The government, on Thursday, allowed manufacturing units in special economic zones (SEZs) to sub-contract work for up to three years, instead of just one year at present.

The decision was taken following representations received from large manufacturing units, which have stated that the move would help facilitate manufacturing processes and augment exports.

“It has been decided that sub-contracting of production or any production process by large manufacturing SEZ units to DTA (domestic tariff area) units may be granted for up to three years at a time,’’ according to the revised norms of the Commerce Ministry.

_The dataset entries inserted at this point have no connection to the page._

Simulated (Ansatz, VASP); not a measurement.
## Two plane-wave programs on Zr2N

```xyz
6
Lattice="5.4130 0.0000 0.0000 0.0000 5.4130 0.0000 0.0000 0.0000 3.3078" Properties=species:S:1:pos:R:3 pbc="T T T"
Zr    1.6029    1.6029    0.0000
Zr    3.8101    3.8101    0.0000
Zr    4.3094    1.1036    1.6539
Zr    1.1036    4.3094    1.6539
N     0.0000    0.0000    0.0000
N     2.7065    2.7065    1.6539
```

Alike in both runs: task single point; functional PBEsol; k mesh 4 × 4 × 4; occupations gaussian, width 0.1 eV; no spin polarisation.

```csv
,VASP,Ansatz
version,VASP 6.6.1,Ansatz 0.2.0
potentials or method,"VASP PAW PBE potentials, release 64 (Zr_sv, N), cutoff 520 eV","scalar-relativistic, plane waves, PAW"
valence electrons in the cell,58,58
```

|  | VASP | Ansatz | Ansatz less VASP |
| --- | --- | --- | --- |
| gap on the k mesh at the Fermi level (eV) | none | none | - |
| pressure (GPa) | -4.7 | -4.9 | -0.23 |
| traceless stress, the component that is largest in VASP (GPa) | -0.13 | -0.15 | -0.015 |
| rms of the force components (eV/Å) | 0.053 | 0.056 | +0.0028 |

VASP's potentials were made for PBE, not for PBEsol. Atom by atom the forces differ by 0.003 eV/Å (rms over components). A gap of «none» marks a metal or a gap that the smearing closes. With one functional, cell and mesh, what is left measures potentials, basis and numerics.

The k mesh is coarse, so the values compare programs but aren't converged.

However, the Ministry made it clear that the relaxation would apply only to those manufacturing units that have substantial exports with average annual shipments of Rs.1,000 crore or more in at least two out of four years. “The units should have an annual average export of not less than 51 per cent of its total turnover in the block of five years. The units should have an unblemished track record, and no penalties against the unit for any violations should have been imposed,’’ it said. The new norms also stated that the DTA unit (unit outside SEZ) to which the sub-contract is to be awarded should be registered with the Central Excise Department. SEZs which emerged as major export hubs and investment destinations, started loosing sheen after the global economic crisis and imposition of minimum alternate tax (MAT). Exports from these zones declined by 4.1 per cent during the first quarter of the current fiscal which has impacted job creation in these zones.

The government has been in the recent months taking steps to revive interest of SEZ investors. Recently, it had unveiled a package of reforms, including easing of land norms, to revive investments in SEZs.